As you can see it just link the points you created. The last point does not have a next one, so the last segment is removed (See the warning)
stat_function
The second one, which I think is better and more ggplotish, utilize stat_function().
library(ggplot2)
f = function(x) .79 - (.06 * dnorm(x, 52.65, 10.67)) / .05
hdiLo <- 31.88
hdiHi <- 73.43
yComb <- seq(hdiLo, hdiHi, length = 75)
ggplot() +
xlim(-0.2, 113.2) +
ylim(0.58, 1) +
stat_function(data = data.frame(yComb), fun = f) +
coord_flip()
This build a proper function (y = f(x)), plot it. Note that it is build on the X axis and then flipped. Because of this the xlim and ylim are inverted.
I want to add shaded areas to a chart to help people understand where bad, ok, and good points can fit.
Good = x*y>=.66
Ok = x*y>=.34
Bad = x*y<.34
Generating the right sequence of data to correctly apply the curved boundaries to the chart is proving tough.
What is the most elegant way to generate the curves?
Bonus Q: How would you do this to produce non-overlapping areas so that different colours could be used?
Updates
I've managed to do in a rather hacky way the drawing of the circle segments. I updated the MRE to use the revised segMaker function.
MRE
library(ggplot2)
pts<-seq(0,1,.02)
x<-sample(pts,50,replace=TRUE)
y<-sample(pts,50,replace=TRUE)
# What function will generate correct sequence of values as these are linear?
segMaker<-function(x,by){
# Original
# data.frame(x=c(seq(0,x,by),0)
# ,y=c(seq(x,0,-by),0)
# )
zero <- data.frame(x = 0, y = 0)
rs <- seq(0, pi, by)
xc <- x * cos(rs)
yc <- x * sin(rs)
gr <- data.frame(x = xc, y = yc)
gr <- rbind(gr[gr$x >= 0, ], zero)
return(gr)
}
firstSeg <-segMaker(.34,0.02)
secondSeg <-segMaker(.66,0.02)
thirdSeg <-segMaker(1,0.02)
ggplot(data.frame(x,y),aes(x,y, colour=x*y))+
geom_point() +
geom_polygon(data=firstSeg, fill="blue", alpha=.25)+
geom_polygon(data=secondSeg, fill="blue", alpha=.25)+
geom_polygon(data=thirdSeg, fill="blue", alpha=.25)
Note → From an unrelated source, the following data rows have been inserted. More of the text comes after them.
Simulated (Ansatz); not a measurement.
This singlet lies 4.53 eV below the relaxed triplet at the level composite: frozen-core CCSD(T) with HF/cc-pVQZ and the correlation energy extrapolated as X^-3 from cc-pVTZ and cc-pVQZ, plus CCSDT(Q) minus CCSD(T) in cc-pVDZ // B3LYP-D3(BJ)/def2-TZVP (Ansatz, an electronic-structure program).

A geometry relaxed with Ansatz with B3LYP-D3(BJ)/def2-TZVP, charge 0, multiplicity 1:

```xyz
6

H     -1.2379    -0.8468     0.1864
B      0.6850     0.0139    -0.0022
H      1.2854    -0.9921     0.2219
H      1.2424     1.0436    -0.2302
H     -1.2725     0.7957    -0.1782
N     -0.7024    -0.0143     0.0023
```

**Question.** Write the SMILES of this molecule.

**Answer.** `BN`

Current & desired shadings
You can create a data frame with the boundaries between each region and then use geom_ribbon to plot it. Here's an example using the conditions you supplied (which result in boundaries that are the reciprocal function, rather than circles, but the idea is the same, whichever function you use for the boundaries):
library(ggplot2)
# Fake data
pts<-seq(0,1,.02)
set.seed(19485)
x<-sample(pts,50,replace=TRUE)
y<-sample(pts,50,replace=TRUE)
df = data.frame(x,y)
# Region boundaries
x = seq(0.001,1.1,0.01)
bounds = data.frame(x, ymin=c(-100/x, 0.34/x, 0.66/x),
ymax=c(0.34/x, 0.66/x, 100/x),
g=rep(c("Bad","OK","Good"), each=length(x)))
bounds$g = factor(bounds$g, levels=c("Bad","OK","Good"))
ggplot() +
coord_cartesian(ylim=0:1, xlim=0:1) +
geom_ribbon(data=bounds, aes(x, ymin=ymin, ymax=ymax, fill=g), colour="grey50", lwd=0.2) +
geom_point(data=df, aes(x,y), colour="grey20") +
scale_fill_manual(values=hcl(c(15, 40, 240), 100, 80)) +
#scale_fill_manual(values=hcl(c(15, 40, 240), 100, 80, alpha=0.25)) + # If you want the fill colors to be transparent
labs(fill="") +
guides(fill=guide_legend(reverse=TRUE))
For circular boundaries, assuming we want boundaries at r=1/3 and r=2/3:
# Calculate y for circle, given r and x
cy = function(r, x) {sqrt(r^2 - x^2)}
n = 200
x = unlist(lapply(c(1/3,2/3,1), function(to) seq(0, to, len=n)))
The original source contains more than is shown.